California homebuyers paying a premium for rooftop solar

California homebuyers paying a premium for rooftop solar

Rooftop solar panels are proving profitable when homeowners sell, according to a recent study from the Lawrence Berkley National Laboratory.

Researchers evaluated 1,894 sales of California homes that featured rooftop solar arrays between 2000 and 2009 and compared them with 70,425 sales of homes without solar arrays.

On average, homebuyers paid an extra $24,705 for homes with rooftop solar arrays, according to the study titled “Exploring California PV Home Premiums.”

Of course, the premiums varied depending on the homes and the size and age of the solar arrays. Bigger and newer rooftop solar arrays demanded a bigger home price premium that typically more than covered the seller’s investment in the renewable energy system.

But the value assigned to rooftop solar drops dramatically with time, according to the study. For every year the system has been installed, it depreciated an average of 9 percent.

That surprised Berkley researchers because systems are only expected to lose 1 percent of their efficiency each year.

“They might be perceived as older technology, even if they’re still producing electricity at the expected rate,” report author Ben Hoen told SF Gate.

Solar panel efficiencies have been climbing in recent years as the cost of installing solar systems has declined.

The cost to install a typical solar array was $10.73 per watt in 2009 and has fallen to $5.71 in 2014.

The Wall Street Journal talked with some high-end homebuyers and sellers following the release of the Berkley study this week about the impact solar arrays have on real estate values.

Palm Springs Realtor Benjamin Leaskou told the Journal that solar PV systems help to sell high-end homes.

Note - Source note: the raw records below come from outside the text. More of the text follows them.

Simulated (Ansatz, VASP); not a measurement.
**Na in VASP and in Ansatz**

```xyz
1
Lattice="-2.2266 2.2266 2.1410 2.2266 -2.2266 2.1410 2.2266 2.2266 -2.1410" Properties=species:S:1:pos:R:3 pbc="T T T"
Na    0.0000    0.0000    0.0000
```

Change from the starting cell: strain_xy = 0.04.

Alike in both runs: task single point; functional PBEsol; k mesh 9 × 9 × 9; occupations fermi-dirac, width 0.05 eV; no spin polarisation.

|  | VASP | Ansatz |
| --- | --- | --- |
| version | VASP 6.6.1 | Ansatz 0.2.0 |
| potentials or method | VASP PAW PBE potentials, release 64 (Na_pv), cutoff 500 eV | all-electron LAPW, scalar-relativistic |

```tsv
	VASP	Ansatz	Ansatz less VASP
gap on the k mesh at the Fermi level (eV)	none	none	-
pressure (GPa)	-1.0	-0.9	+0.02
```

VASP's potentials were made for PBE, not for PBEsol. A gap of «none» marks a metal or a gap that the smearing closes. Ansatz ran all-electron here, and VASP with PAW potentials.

“When you have multiple fridges, pool lighting, landscape lighting and HVAC zone, you can run into $1,000 to $2,000 a month electric bills,” Leaskou told the Journal. “But if you put in a large enough kilowatt system, it can offset that by half if not 75 percent.”

That could explain the premium Berkley researchers found for larger systems.

The study was a deeper exploration of a trend researchers discovered in a report released in 2011.

While the research didn’t include leased solar arrays, which account for nearly 80 percent of California’s residential solar installations, a future study is planned to evaluate the resale value of leased solar installations.